Crowds turn out to see hunts in Norfolk and Suffolk
PUBLISHED: 16:00 26 December 2018
Jamie Honeywood Archant Norwich Norfolk
Thousands turned out to Boxing Day hunt meets across the region - as Labour warned it would strengthen legislation banning the hunting of animals.
There were demonstrations in two towns before hunts got under way.
The Dunston Harriers were given permission to meet in Wymondham town centre after town councillors voted to support the event.
Large crowds gathered to watch riders and hounds parade through the town.
But protesters armed with placards and banners surrounded the cordoned off arena and shouts of “shame” were heard as the horses made their way into the centre.
Some spectators expressed anger at the protest and tried to remove banners from the hands of the activists.
More than 3,000 filled the centre of Bungay for the annual Waveney Harriers meet.
About 40 riders gathered in Earsham Street and received a rapturous welcome from the crowd – who chatted with riders and fussed the hounds.
Master of the hunt Chris McDaniel, 60, said: “People like to come out and see the horses and hounds – it’s the thing to do on Boxing Day.”
Not everyone in the crowd was cheering the riders on. A small group of anti-hunt protestors from the Norfolk and Suffolk Hunt Saboteurs staged a peaceful protest.
One of the protestors, Margaret Rose, said: “After the parade when everyone sees the glitz and glamour the hunt goes on.”
Crowds gathered at Raynham Hall, near Fakenham, to see the West Norfolk Hunt.
“It’s an excellent turn-out of people on foot, it’s fantastic,” said field master Nick Saffell.
There was no sign of protest. An anti hunt group had earlier posted the location of the meet as Fakenham Racecourse on social media.
Crowds also turned out to see the the North Norfolk Harriers at Sennowe Hall, between Fakenham and Dereham.

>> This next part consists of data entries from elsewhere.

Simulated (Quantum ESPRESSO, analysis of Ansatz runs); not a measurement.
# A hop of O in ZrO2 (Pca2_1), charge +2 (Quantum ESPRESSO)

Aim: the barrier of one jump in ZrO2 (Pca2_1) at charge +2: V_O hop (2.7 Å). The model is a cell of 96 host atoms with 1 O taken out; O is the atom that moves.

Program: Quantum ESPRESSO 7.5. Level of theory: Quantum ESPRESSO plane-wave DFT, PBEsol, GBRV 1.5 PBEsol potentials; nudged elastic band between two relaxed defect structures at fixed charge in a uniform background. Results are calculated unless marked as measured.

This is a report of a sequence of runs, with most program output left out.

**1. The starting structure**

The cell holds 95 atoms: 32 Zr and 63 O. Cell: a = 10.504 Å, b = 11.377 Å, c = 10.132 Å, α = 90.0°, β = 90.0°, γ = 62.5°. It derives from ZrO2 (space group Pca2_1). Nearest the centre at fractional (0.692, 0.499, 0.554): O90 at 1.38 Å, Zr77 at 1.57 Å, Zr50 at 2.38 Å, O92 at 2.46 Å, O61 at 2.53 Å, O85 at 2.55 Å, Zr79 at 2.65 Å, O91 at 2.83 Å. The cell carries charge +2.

Hunters said the turn-out showed their sport was secure. But Labour pledged to strengthen laws banning hunting with hounds with possible prison sentences for those who break them.
Shadow environment secretary Sue Hayman said an incoming Labour government would review penalties to ensure the 2004 Hunting Act was an effective deterrent.
Ms Hayman said they would also consider measures to close “loopholes” in the legislation.